Friday, May 30, 2014

This is a Good Article from the Catholic Herald

Are British People Racist, or Have They Just Been Taught to Believe They Are?

American readers won't know the background. We've recently had elections to the European Parliament in all the EU member states, and there has been a surge of support for parties hostile to mass immigration and to the European Union in general. Newspaper and television pundits have been quick to label these parties 'far-right', 'populist', and 'extreme'. In fact, it wouldn't be so much of a problem if it was only pundits using these terms, but supposedly objective news reports are using them too.

I don't really want to get into a debate about immigration. I have to admit I do feel a certain inner conflict on this subject. The Church has generally supported and spoken on behalf of immigrants, seeing the immigrant as the stranger we are told to welcome as one of the corporal works of mercy. But as a social and cultural conservative I feel an aversion to mass immigration and the social and cultural effects it seems likely to bring about-- principally, the erosion of the native culture. I am also, however, aware that the word 'mass immigration' is broken down into many stories of individuals and families trying to better themselves, or simply trying to make ends meet. Not faceless statistics, but human beings. I am also less certain than I used to be that immigration does erode a native culture. America is the most robust culture in the world, and it is a nation of immigrants.

For this reason, I don't want to get drawn into the debate, but I do really object to the way those terms 'populist', 'extremist', and 'far-right' are bandied about. We are constantly told that immigration is an economic benefit to everybody. Presumably, then, people who feel themselves thrown into unwanted and drastic competition for housing, health-care, schools and jobs are deluded. I find this difficult to believe.
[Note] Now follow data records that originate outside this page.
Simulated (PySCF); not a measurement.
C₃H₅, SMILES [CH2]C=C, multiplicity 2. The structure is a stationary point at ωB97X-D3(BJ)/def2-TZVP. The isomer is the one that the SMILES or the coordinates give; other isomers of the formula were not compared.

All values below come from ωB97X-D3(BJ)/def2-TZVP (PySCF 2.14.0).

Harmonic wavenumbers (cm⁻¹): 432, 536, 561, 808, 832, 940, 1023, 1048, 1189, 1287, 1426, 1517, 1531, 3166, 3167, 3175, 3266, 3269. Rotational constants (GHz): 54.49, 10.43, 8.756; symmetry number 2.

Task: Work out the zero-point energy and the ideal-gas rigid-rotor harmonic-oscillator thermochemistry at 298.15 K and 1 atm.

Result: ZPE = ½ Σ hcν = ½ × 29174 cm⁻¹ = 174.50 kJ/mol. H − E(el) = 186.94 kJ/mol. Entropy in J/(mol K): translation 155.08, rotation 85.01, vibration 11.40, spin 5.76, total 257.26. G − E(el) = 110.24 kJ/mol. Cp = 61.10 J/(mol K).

But even if it's true, surely those anxieties are legitimate and surely people who vote according to those anxieties are not to be labelled extremists. And surely one of the defining features of a nation is that it has control of its borders. (My own vote, as usual, was given to a no-hoper independent candidate whose policies I can't even remember, but who wasn't tainted with the anti-Christian social policies of our political parties.)